PDF to Text

PDF to Text (`pdf-text`)

Extract text content from PDF documents using auto or render-based strategies.

Transform binary json

actions:
  - pdf-text: {}

JSON

{
  "actions": [
    {
      "pdf-text": {}
    }
  ]
}

Field	Type	Required	Description
`emit-document-events` ✓	`boolean` (`bool`)		Emit a document-level event alongside per-page output. Default: `false`

Field	Type	Description
`strategy`	`string`	Strategy to apply: auto
`max-pages`	`number` (`integer`)	Maximum number of pages to analyze before stopping. Examples: `42`, `1.2e-10`
`page-ranges`	`string`	Page range spec: e.g. “1-3,7”.

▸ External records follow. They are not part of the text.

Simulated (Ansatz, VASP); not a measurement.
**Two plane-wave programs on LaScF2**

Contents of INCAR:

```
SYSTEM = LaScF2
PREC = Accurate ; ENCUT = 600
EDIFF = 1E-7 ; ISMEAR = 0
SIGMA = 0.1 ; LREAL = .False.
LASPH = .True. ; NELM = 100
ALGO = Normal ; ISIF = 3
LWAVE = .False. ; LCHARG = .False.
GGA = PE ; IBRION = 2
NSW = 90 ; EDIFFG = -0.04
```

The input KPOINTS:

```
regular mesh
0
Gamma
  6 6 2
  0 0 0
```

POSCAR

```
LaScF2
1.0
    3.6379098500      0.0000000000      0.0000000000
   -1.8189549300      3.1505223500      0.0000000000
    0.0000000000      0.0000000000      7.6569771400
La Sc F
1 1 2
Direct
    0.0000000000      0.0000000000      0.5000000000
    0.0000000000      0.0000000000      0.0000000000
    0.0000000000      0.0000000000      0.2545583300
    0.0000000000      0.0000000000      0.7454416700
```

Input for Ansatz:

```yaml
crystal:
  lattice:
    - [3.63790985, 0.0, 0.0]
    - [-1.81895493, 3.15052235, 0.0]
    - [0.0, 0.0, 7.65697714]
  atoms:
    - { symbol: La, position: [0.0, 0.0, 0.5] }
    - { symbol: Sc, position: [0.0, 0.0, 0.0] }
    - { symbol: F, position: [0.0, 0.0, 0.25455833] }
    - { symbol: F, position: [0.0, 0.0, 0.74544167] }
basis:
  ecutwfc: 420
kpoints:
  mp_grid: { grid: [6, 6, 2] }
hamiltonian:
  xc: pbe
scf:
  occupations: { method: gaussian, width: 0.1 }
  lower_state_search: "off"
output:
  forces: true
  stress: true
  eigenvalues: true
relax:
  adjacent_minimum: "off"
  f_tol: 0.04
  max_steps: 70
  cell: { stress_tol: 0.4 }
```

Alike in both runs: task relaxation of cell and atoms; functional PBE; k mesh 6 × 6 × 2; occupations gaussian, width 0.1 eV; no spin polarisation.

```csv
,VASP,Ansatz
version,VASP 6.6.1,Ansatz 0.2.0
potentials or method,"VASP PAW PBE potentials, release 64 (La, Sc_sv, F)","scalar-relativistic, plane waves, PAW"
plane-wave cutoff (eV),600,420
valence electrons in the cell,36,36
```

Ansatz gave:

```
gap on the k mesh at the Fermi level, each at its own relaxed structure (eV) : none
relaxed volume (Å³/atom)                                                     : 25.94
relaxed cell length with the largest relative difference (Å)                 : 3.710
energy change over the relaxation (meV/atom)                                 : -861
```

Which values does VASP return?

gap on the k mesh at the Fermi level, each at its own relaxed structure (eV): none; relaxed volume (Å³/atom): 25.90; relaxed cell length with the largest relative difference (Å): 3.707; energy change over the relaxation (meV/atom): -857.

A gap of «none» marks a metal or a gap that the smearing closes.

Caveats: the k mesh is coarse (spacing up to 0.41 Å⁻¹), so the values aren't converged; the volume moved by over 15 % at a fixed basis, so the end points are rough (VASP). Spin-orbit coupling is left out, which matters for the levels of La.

Field	Type	Required	Description
`description`	`string`		Short summary displayed in the editor.
`condition`	`lua-expression` (`string`)		Conditional expression that gates whether extraction runs. Examples: `2 * count()`

Field	Type	Required	Description
`min-text-ratio`	`number` (`string`)		Minimum ratio of textual chars to consider page non-garbled. Examples: `42`, `1.2e-10`
`min-avg-word-len`	`number` (`string`)		Minimum average word length to consider page non-garbled. Examples: `42`, `1.2e-10`

Field	Type	Required	Description
`dpi`	`number` (`integer`)		Rendering DPI when using render-based extraction. Examples: `42`, `1.2e-10`